What: Shares of graphics chip company NVIDIA (NASDAQ:NVDA) surged 12.7% in August, according to S&P Capital IQ data. A weak PC market wasn't enough to derail NVIDIA's second-quarter results, and the company handily beat analyst estimates for revenue thanks to growth in its gaming business.
So what: NVIDIA reported second-quarter revenue of $1.15 billion on Aug. 6, up 5% year-over-year and about $140 million higher than analysts were expecting. NVIDIA had previously guided for a substantial revenue decline, but strong sales of its gaming GPUs were able to counteract an extremely weak PC market.
NVIDIA's gaming revenue, which is mostly comprised of its GeForce GPUs, increased by 59% year over year during the second quarter. The performance of the gaming PC market has turned out to be completely detached from the performance of the PC market as a whole, largely shielding NVIDIA from PC weakness. NVIDIA's lead over rival AMD increased, with NVIDIA shipping over 80% of all discrete graphics cards during the second quarter.
NVIDIA did report a substantial decline in earnings, but two one-time charges were the main culprits. NVIDIA took a $0.19-per-share charge to wind down its Icera modem business, and another $0.02 per-share charge related to its recall of SHIELD tablets. On a non-GAAP basis, NVIDIA's earnings grew by 13% year over year to $0.34 per share.

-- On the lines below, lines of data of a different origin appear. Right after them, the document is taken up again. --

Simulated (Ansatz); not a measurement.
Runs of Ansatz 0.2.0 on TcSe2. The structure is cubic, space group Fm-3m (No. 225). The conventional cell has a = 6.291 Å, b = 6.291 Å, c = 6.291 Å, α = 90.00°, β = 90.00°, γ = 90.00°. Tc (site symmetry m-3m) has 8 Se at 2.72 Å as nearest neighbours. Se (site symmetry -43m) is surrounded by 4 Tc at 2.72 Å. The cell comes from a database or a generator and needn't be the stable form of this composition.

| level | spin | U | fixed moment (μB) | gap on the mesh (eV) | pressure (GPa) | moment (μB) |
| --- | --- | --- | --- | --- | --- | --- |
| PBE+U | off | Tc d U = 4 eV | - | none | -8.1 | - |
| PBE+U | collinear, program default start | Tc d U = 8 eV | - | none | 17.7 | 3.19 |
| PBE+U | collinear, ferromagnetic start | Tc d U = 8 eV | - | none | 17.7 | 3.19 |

Now what: NVIDIA's ability to grow revenue despite the PC market slump is impressive. Other parts of NVIDIA's business didn't perform as well, however. Sales of NVIDIA's Tesla graphics cards, which are used in supercomputing and HPC applications, declined year over year, as did sales of Tegra, NVIDIA's mobile SoC. In a way, this makes the performance of NVIDIA's gaming business even more impressive, given that it drove growth despite these challenges.
Going forward, NVIDIA faces increased competition from AMD, which recently launched new graphics cards, as well as the expiration of its licensing deal with Intel, which brings in $200 million per year. NVIDIA will receive its last payment in January 2016, and it's unclear whether the agreement will be renewed.
It is clear, however, that NVIDIA's core business is performing very well, and investors drove NVIDIA's stock higher during August as a result.